Search code examples
sql-serversql-server-2014

How to copy large number of data from one table to another in same database?


I have two tables with same column structure in the same database: TableA and TableB.

TableA doesn't have any indexes, but TableB has a non-clustered unique index.

TableA has 290 Million rows of data that needs to be copied to TableB.

As they both have same structure, I've tried

INSERT INTO TableB 
    SELECT * 
    FROM TableA;

It was executing for hours and produced a huge log file that filled the disk. As a result the disk ran out of space and the query was killed.

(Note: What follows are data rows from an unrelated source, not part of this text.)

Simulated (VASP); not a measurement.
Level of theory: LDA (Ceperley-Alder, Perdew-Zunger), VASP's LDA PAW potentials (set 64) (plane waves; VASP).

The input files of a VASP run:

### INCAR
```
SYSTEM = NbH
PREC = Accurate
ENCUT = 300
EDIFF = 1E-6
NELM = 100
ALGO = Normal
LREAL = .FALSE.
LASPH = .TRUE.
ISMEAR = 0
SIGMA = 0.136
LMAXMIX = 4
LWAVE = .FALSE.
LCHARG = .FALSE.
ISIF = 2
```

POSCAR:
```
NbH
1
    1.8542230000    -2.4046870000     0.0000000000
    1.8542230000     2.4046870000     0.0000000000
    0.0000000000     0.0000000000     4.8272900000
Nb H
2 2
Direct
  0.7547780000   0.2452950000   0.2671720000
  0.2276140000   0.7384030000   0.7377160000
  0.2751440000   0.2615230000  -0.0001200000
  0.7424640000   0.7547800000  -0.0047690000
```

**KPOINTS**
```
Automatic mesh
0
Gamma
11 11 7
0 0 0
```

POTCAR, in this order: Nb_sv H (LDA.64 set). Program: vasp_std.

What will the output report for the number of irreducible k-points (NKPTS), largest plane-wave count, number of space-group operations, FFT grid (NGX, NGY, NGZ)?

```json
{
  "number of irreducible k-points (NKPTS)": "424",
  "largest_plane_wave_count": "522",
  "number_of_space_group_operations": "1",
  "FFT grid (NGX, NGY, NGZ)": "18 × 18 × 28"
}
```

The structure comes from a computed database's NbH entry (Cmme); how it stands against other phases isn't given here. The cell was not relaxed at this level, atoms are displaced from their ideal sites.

I can shrink the log file. How can I copy these many rows of data to another table efficiently?


Solution

  • First of all, disable the index on TableB before inserting the rows. You can do it using T-SQL:

    ALTER INDEX IX_Index_Name ON dbo.TableB DISABLE;  
    

    Make sure to disable all the constraints (foreign keys, check constraints, unique indexes) on your destination table.

    Re-enable (and rebuild) them after the load is complete.

    Now, there's a couple of approaches to solve the problem:

    1. You have to be OK with a slight chance of data loss: use the INSERT INTO ... SELECT ... FROM ... syntax you have but switch your database to Bulk-logged recovery mode first (read before switching). Won't help if you're already in Bulk-logged or Simple.
    2. With exporting the data first: you can use the BCP utility to export/import the data. It supports loading data in batches. Read more about using the BCP utility here.
    3. Fancy, with exporting the data first: With SQL 2012+ you can try exporting the data into binary file (using the BCP utility) and load it by using the BULK INSERT statement, setting ROWS_PER_BATCH option.
    4. Old-school "I don't give a damn" method: to prevent the log from filling up you will need to perform the inserts in batches of rows, not everything at once. If your database is running in Full recovery mode you will need to keep log backups running, maybe even trying to increase the frequency of the job.

      To batch-load your rows you will need a WHILE (don't use them in day-to-day stuff, just for batch loads), something like the following will work if you have an identifier in the dbo.TableA table:

      DECLARE @RowsToLoad BIGINT;
      DECLARE @RowsPerBatch INT = 5000;
      DECLARE @LeftBoundary BIGINT = 0;
      DECLARE @RightBoundary BIGINT = @RowsPerBatch;
      
      SELECT @RowsToLoad = MAX(IdentifierColumn) dbo.FROM TableA
      
      WHILE @LeftBoundary < @RowsToLoad
      BEGIN
          INSERT INTO TableB (Column1, Column2)
          SELECT
              tA.Column1,
              tB.Column2
          FROM
              dbo.TableA as tA
          WHERE
              tA.IdentifierColumn > @LeftBoundary
              AND tA.IdentifierColumn <= @RightBoundary
      
          SET @LeftBoundary = @LeftBoundary + @RowsPerBatch;
          SET @RightBoundary = @RightBoundary + @RowsPerBatch;
      END
      

      For this to work effectively you really want to consider creating an index on dbo.TableA (IdentifierColumn) just for the time you're running the load.